Each group must submit a one page project proposal, including group names, no later than Friday, March 8. This is to ensure that all projects are of roughly the same weight and degree of difficulty. Allowances will be made for the size of the group, that is, a project performed by a three-person group will have a broader scope than one on the same topic performed by an individual.
A final project report will be required, due absolutely no later than Friday, April 12 (last day of classes). During the last two lectures in the term, each person/group will make a non-graded, brief (approx. 8 - 10 minute) oral presentation, so that we can all see what the other groups did.
Here are some possible projects. For further information, see Dr. Toogood.
This project will involve programming the Mitsubishi robot to perform several tasks. The degree of complexity increases with each of the four tasks. You will need to know how to use several of the robot software packages provided and described in an additional hand-out. No programming of the PC by you should be required. Before starting to program the robots to do these tasks, you should become completely familiar with the software provided. A major hand-out describing the available software will be made available to groups undertaking this project.
It is suggested that this project be undertaken by students working in pairs.
NOTE: The degree of difficulty for this project is not high. This is compensated by the degree of frustration which will arise in dealing with these (sometimes) cranky robots!
Symbolic operations with homogeneous transforms and link A matrices are labour intensive and prone to error. MATLAB contains some powerful symbolic math functions. It would be very useful to use these to create functions that will automatically generate homogeneous transforms and the A matrices when requested and to perform symbolic matrix multiplication, inverse, etc. with simplification. These would be similar to some of the Toolbox functions, but deal with symbolic data rather than numeric data.
A program to assist in the inverse solution would be very useful. Guided by the user, the various combinations of matrices could be generated and multiplied. These would be displayed for the user as an aide in setting up the inverse kinematic solution. A program could also include the symbolic generation of the manipulator Jacobian.
For the computer-averse types, this report will examine the prospects for the use of robots in Alberta. There is relatively little (compared to other parts of the country) manufacturing activity in this province of the type where robots might be implemented. Are there other places in the local industrial scene where robots could be put to good use? What about applications in agriculture, forestry, mining?
This would require the addition of PID (or other) control elements to control a simulated robot, using the Toolbox dynamic analysis functions. The goal would be to define a trajectory in space, and use the controller to move the robot along the trajectory.
Considering a simple 2 or 3 DOF manipulator, devise an algorithm which will compute the required joint trajectories or knot points so that neither the payload nor the robot itself will contact obstacles placed in the work envelope.

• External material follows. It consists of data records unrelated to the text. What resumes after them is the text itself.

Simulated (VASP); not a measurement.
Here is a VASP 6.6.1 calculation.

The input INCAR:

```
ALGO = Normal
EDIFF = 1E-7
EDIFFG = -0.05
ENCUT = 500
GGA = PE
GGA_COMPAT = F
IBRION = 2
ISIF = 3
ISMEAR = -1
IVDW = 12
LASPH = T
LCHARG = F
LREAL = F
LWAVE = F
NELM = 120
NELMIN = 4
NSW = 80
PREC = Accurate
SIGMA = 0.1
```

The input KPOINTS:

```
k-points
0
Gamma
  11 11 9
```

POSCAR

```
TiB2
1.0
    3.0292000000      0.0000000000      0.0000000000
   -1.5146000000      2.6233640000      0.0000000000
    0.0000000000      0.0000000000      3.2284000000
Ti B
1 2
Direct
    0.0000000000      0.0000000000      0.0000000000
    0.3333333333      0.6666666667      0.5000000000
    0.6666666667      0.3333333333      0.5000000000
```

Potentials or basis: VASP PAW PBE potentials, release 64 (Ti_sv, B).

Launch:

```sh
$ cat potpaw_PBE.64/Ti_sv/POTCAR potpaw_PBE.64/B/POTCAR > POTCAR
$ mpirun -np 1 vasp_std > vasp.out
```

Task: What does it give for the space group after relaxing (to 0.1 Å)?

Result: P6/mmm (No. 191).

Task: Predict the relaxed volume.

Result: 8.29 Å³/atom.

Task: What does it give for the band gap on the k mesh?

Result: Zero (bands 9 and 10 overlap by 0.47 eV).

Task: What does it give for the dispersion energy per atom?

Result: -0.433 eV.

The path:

This project involves the development of software which will analyze a pre-recorded digital image and identify simple two-dimensional objects in the scene (eg. a hex nut, a washer, an angle bracket, etc.). Some simple algorithms for non-overlapping parts can be implemented fairly easily and will be discussed in class. This project will require that the software successfully identify several of the objects mentioned above. There may be some software available at the Mathworks site to do some image processing.
These are suggestions only. If there is another project that you would like to do, write up a proposal and give it to Dr. Toogood by March 8.